Elected officials blasted the New York City Housing Authority this afternoon for not being quick enough to make security upgrades, citing a recent study that indicates many public housing residents don’t feel safe in their own homes. Meanwhile, the authority pointed the finger right back at local politicians.
In July and August, the offices of Borough President Scott M. Stringer, State Senator Daniel Squadron and Assemblyman Brian Kavanagh polled 520 residents at ten public housing developments, including Campos I, Jacob Riis Houses I and II, and the Lilian Wald Houses in the East Village, as well as seven others on the Lower East Side.
According to the report, which can be read below, more than 40 percent of survey respondents said they felt unsafe in staircases; only 45 percent indicated they have lobby doors with working locks; only 49 percent said their building had a working intercom; and 65 percent said not enough is done to prevent trespassing.
“The bottom line here is that even the most basic security is not happening at N.Y.C.H.A.,” Mr. Stringer said today at Seward Park Extension, later adding, “It’s time to fix the damn doors.”
Touching on an ongoing point of contention, nearly 80 percent of respondents who did not have security cameras in their building said they would feel safer if they were added.
In March, Dereese Huff, president of the Campos Plaza Tenant Association, complained that the Housing Authority had yet to outfit the complex’s buildings with $400,000 in surveillance equipment, financed by Councilwoman Rosie Mendez. Months earlier, her friend’s son, Donovan “Keith” Salgado, had been shot to death at the complex.
At today’s event, Ms. Huff said tenants ask her on a daily basis when the cameras are coming. She said the Housing Authority originally told her cameras would be installed in September, but the date has now been pushed back to November. “I don’t feel safe,” Ms. Huff told The Local. “I walk with a hammer.”

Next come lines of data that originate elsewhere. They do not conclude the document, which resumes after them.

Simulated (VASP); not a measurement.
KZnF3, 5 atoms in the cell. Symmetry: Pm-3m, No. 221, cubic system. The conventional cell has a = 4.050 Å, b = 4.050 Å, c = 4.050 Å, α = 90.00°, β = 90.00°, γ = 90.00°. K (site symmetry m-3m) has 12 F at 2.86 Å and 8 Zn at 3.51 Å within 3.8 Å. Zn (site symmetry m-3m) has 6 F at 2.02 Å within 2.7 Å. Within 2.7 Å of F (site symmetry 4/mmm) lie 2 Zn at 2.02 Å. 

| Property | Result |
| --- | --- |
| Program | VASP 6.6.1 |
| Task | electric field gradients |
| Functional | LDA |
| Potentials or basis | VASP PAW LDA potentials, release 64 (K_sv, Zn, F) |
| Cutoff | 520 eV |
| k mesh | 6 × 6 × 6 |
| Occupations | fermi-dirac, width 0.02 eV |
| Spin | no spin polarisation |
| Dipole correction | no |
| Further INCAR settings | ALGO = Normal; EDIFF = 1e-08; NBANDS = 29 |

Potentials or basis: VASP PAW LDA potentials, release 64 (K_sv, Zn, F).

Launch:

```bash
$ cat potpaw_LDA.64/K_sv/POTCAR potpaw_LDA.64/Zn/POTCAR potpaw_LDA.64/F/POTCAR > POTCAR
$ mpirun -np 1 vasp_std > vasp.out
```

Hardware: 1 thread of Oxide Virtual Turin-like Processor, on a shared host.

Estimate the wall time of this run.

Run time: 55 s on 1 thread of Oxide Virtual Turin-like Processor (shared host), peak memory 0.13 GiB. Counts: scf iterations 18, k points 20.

Last month, Councilwoman Rosie Mendez said during a press conference that the cameras would begin to be installed at Campos this fall. Ms. Mendez told The Lo-Down that cameras had already been installed at Jacob Riis Houses, but more funding is needed for the Baruch Houses.
A resident of a Bronx housing development told New York magazine last month that he was so fed up with the lack of cameras that he installed some of his own.
The Authority said in a statement that since the beginning of this year, it has had “a comprehensive strategy in place” that includes more cameras, wireless key cards, and “modern” intercom systems.
“Approximately 85 developments, of which 12 are located in the Lower East Side, will receive cameras and enhanced security features by the end of 2013,” read the statement, which went on to lay blame on local politicians. “NYCHA can only install these security measures in developments where elected officials have allocated discretionary funding. Neither Assemblyman Kavanagh nor State Senator Squadron has allocated funding for this. Borough President Stringer has allocated only marginal funding for the Baruch Houses.”
A representative for Mr. Squadron said the state senator had allocated $750,000 dollars for security cameras in his district, but that the funds has been blocked for nearly two years by the state senate’s Republican majority.
Mr. Kavanagh said the Housing Authority wasn’t doing enough with its existing budget. “Elected officials who have managed to ‘earmark’ funds for particular security features in buildings in their districts should be congratulated for attempting to assist N.Y.C.H.A. with meeting its basic obligations, but such one-shot allocations are no way to fund core services.”
In an e-mail to The Local, he later continued, “While we understand that the management of the Housing Authority has had a hard time lately, I simply can’t imagine that they believe that ensuring that there’s a working lock on the front door of every building where tenants live, and providing other standard security features, are ‘discretionary’ aspects of NYCHA’s mission.”
Mr. Kavanagh went on to complain, as did the report, that due to agreement made in 1995, the Housing Authority pays the Police Department in excess of $70 million a year as compensation for “above baseline” services, and yet Housing Bureau officers are often diverted to other causes such as Occupy Wall Street. It goes on to recommend that the city renegotiate the arrangement by which the authority uses its Housing and Urban Development subsidy to reimburse policing.
Almost half of the survey respondents said the police presence in their buildings is not adequate.
The survey comes on the heels of a recent Daily News report that the Housing Authority has spent only about a fifth of the $1.2 billion it has received, from 2009 through this year, to modernize its developments.
Last month, Ms. Mendez criticized the report as a “one-sided story.”
Report Protecting NYCHA Communities Squadron Stringer Kavanagh
This post was revised to include comment from State Assemblyman Brian Kavanagh, who was misidentified as Patrick in the original version. That error has been corrected.